Yesterday, in my Scripture reading, I came to Psalm 94, which contains one of my favorite verses:

When the cares of my heart are many, your consolations cheer my soul. (v. 19)

Or as the NASB puts it, “When my anxious thoughts multiply within me, your consolations delight my soul.” While I want to focus primarily on God’s consolations in this blog, first notice the realism of the psalmist: when the cares of my heart are many, not if. Life in a fallen world is hard, often excruciatingly painful. Christians don’t float above the mess of life, stoically relegating disappointments, trials, and tragedies to some back room of our lives. No, we sow in tears (Psalm 126:5). In the world we face tribulation (John 16:33). We are utterly burdened beyond our strength (2 Cor 1:8). We weep with those who weep (Rom 12:15).

But where do we go when the inescapable cares of our lives are multiplying? We look for and embrace the consolations of God. What are those consolations? It’s helpful to consider both “macro-consolations” and “micro-consolations.” Macro-consolations are foundational truths about God’s character and actions that bring comfort and confidence in the midst of hardships. Micro-consolations are the particular comforts and blessings God tailor-makes for a given day in our lives.

What are macro-consolations that help as fears and anxieties rise within us?

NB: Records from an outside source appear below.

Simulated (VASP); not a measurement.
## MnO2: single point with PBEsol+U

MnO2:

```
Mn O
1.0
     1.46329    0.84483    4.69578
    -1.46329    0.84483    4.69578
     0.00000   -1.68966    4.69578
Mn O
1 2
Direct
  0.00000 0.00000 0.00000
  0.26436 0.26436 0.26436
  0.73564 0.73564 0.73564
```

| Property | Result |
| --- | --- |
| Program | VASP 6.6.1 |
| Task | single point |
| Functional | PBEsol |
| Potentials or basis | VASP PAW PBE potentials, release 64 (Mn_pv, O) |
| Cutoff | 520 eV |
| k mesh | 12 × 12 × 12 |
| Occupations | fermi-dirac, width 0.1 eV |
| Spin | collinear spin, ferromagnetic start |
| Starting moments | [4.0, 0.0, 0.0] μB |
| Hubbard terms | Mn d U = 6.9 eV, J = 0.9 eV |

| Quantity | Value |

  • God’s power. I am consoled by the fact that even a sparrow cannot fall to the ground apart from God (Matt 10:29). Or as the Heidelberg Catechism Question and Answer #1 notes, “He also watches over me in such a way that not a hair can fall from my head without the will of my Father in heaven.” The One who created and sustains all things by his powerful word (Col 1:16-17) will not drop the ball when it really counts.
  • God’s love. I am consoled that God’s power is directed and animated by his love. Psalm 94:18 highlights that God’s “steadfast love” holds us up. His loyal, faithful, never-ending love that comes to its apex in Jesus Christ. No wonder Paul can exclaim, “He who did not spare his own Son, but gave him up for us all—how will he not also, along with him, graciously give us all things?” (Rom 8:32).
  • God’s wisdom. I am consoled that God knows what he is doing. His powerful love flows in the deep channels of his wisdom. This really is the theme of the book of Job—can I entrust myself to him even when my finite perspective is screaming, “Foul!”
  • God’s presence. I am consoled that he is with me. Perhaps this is the most critical comfort. I am not alone. Sometimes we acknowledge God’s power, love, and wisdom, but we envision him operating at a distance as though he is an absentee father. Yet one of the most precious realties Scripture reveals is that our God is with us. “Even though I walk through the valley of the shadow of death, I will fear no evil, for you are with me; your rod and your staff, they comfort me” (Ps 23:4). And this Good Shepherd is with us forever through the presence of his Holy Spirit (Matt 28:20), and one day we will see him face to face (Rev 21:3).

What about micro-consolations? Here it is important to pay attention to the particular grace of Jesus Christ; it is sufficient for the day. In the midst of difficulties, it is often hard to pull back and ask God to give us eyes to see the specific shape of his tender care in a given day. Here were some of my micro-consolations from yesterday: I learned that one of the servers at a coffee shop I often visit attends a Bible study at a nearby church led by one of my colleagues. God kept both my wife and my son (a relatively new driver) safe as they drove separately in the midst of treacherous conditions associated with our first snowstorm. A friend with a four-wheel drive vehicle picked me up after I was stranded near the coffee shop. I enjoyed the antics of our labradoodle in the snow. I had a warm bed to sleep in. And there were many more ways I tangibly experienced the fresh mercies of Christ that day.

God promises in Jeremiah 31:25, “For I will satisfy the weary soul, and every languishing soul I will replenish.” What are the cares of your heart today? Let your anxiety serve as a pivot point, turning you to your Father who pours out his many consolations in your time of need.